The Republic of Ireland could face a return to the EU Court of Justice over European Commission concerns relating to a Galway-based wind farm.
The EU commission has confirmed that it is seeking to bring the action over Ireland’s failure to undertake an environmental impact assessment at the Derrybrien wind farm, County Galway.
The wind farm was hit by a significant landslide back in 2003.
The EU Commission confirmed that they believe the landslide to have been caused by Derrybrien’s construction and the “removal of large areas of forest and extraction of peat”.
The commission also confirmed that they are seeking EU Court of Justice to impose a minimum lump sum payment of £1.5million as well as over £10,000 in daily penalty payments.
The EU Commission said in a statement: “The scale of the development and its sensitive moorland hilltop location means that its operation continues to have an impact locally. The site could still benefit from mitigation and remediation measures, but these can only be identified after an environmental impact assessment has been done. Ireland must, therefore, ensure that this happens.

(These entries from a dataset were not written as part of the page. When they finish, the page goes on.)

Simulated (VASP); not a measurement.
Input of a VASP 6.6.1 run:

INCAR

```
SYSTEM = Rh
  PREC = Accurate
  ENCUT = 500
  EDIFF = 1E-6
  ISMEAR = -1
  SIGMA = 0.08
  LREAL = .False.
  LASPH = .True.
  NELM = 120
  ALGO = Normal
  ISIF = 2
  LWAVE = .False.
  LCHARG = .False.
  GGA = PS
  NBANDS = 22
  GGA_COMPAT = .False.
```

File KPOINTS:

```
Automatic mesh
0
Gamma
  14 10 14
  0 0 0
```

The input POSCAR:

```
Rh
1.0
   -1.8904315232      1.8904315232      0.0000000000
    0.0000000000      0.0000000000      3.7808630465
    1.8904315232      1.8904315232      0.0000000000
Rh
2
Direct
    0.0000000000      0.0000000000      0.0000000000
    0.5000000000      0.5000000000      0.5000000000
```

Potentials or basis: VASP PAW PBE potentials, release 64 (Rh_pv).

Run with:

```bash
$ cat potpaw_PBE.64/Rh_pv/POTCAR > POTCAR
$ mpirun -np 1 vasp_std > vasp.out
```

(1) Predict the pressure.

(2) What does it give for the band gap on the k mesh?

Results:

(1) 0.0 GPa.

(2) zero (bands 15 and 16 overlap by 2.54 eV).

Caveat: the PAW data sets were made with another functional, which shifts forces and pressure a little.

“The Court of Justice of the EU ruled on 3 July 2008, amongst others, that Ireland had failed to carry out an environmental impact assessment for the 70 turbine wind farm – the largest in Ireland, and, at the time of judgment, one of the largest in the EU.
“Its construction required the removal of large areas of forest and extraction of peat up to 5.5 metres deep on the top of the Cashlaundrumlahan Mountain, causing a 2km environmentally devastating landslide in October 2003.”